Skip to content

On-premise users: click in-app to access the full platform documentation for your version of DataRobot.

Data FAQ

What is the AI Catalog?

The AI Catalog is a DataRobot tool for importing, registering, and sharing data and other assets. The catalog supports browsing and searching registered assets, including definitions and relationships with other assets.

What file types can DataRobot ingest?

DataRobot can ingest text, Excel, SAS, and various compressed or archive files. Supported file formats are listed at the bottom of the project (Start) page. You can import files directly into DataRobot or you can import them into the AI Catalog.

What data sources can DataRobot connect to?

DataRobot can ingest from JDBC-enabled data sources, as well as S3, Azure Blob, Google Cloud Storage, and URLs, among others.

What is a histogram used for?

Histograms bucket numeric feature values into equal-sized ranges to show a rough distribution of the variable (feature). Access a feature's histogram by expanding the feature in the Data tab.

What do yellow triangles mean on the Data tab?

Upon uploading data, DataRobot automatically detects and identifies common data quality issues. The Data Quality Assessment report denotes these data quality issues with yellow triangle warnings. Hover over the triangles to see the specific quality issues, such as excess zeros or outliers.

How can I share a dataset?

Use the AI Catalog to share a dataset with users, groups, and organizations. You can select a role for the users who will share the asset—they can be an owner (can view, edit, and administer), an editor (can view and edit), or a consumer (can view).

How does DataRobot reduce features?

DataRobot automatically implements feature reduction at multiple stages of the modeling life cycle:

  1. During EDA1: After uploading your data, DataRobot creates an informative feature list by excluding non-informative features, such as those with too many unique values.
  2. After EDA2: After clicking Start, DataRobot removes features with target leakage (i.e., features with a high correlation to the target) and features with an ACE score less than 0.0005 (i.e., features with a marginal correlation to the target).
  3. During model training and analysis: DataRobot removes all redundant features and retrains the model, keeping features with a cumulative feature importance score over 0.95.
  4. A step in the model's blueprint: Some algorithms offer intrinsic feature reduction, including LASSO and ENET, by shrinking coefficients to 0.5.
  5. Automated Feature Discovery: Feature Discovery projects explore and generate features based on the secondary dataset(s), and then perform supervised feature reduction to only keep features with an estimated cumulative feature importance score over 0.98.

For more information, see the documentation for data transformations.

What are informative features?

Informative features are those that are potentially valuable for modeling. DataRobot generates an informative features list where features that will not be useful are removed. Some examples include reference IDs, features that contain empty values, and features that are derived from the target. DataRobot also creates features, such as date type features, and if valuable, includes them in the informative features list.

What is a snapshot?

You can create a snapshot of your data in the AI Catalog, in which case DataRobot stores a copy of your data in the catalog. You can then schedule the snapshot to be refreshed periodically. If you don't create a snapshot, the data is dynamic—DataRobot samples for profile statistics but does not keep a copy of the data. Instead, the catalog stores a pointer to the data and pulls it upon request, for example, when you create a project.

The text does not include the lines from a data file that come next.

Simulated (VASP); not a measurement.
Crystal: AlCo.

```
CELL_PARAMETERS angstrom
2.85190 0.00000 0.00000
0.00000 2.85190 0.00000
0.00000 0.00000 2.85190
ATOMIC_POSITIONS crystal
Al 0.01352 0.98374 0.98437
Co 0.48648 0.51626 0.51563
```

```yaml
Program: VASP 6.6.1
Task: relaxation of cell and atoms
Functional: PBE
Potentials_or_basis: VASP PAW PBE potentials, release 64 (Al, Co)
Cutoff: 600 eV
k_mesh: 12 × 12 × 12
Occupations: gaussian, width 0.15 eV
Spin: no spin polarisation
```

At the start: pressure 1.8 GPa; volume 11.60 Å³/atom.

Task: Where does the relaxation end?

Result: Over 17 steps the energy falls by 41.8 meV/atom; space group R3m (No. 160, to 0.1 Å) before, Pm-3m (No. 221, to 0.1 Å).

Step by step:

What are the green "importance" bars on the Data tab?

The importance bars show the degree to which a feature is correlated with the target. These bars are based on "Alternating Conditional Expectations" (ACE) scores which detect non-linear relationships with the target, but are unable to detect interaction effects between features. Importance measures the information content of the feature; this calculation is done independently for each feature in the project.

How large can my datasets be?

File size requirements vary depending on deployment type (Cloud versus on premise) and whether you are using AutoML, time series, and/or Feature Discovery.


Updated May 17, 2024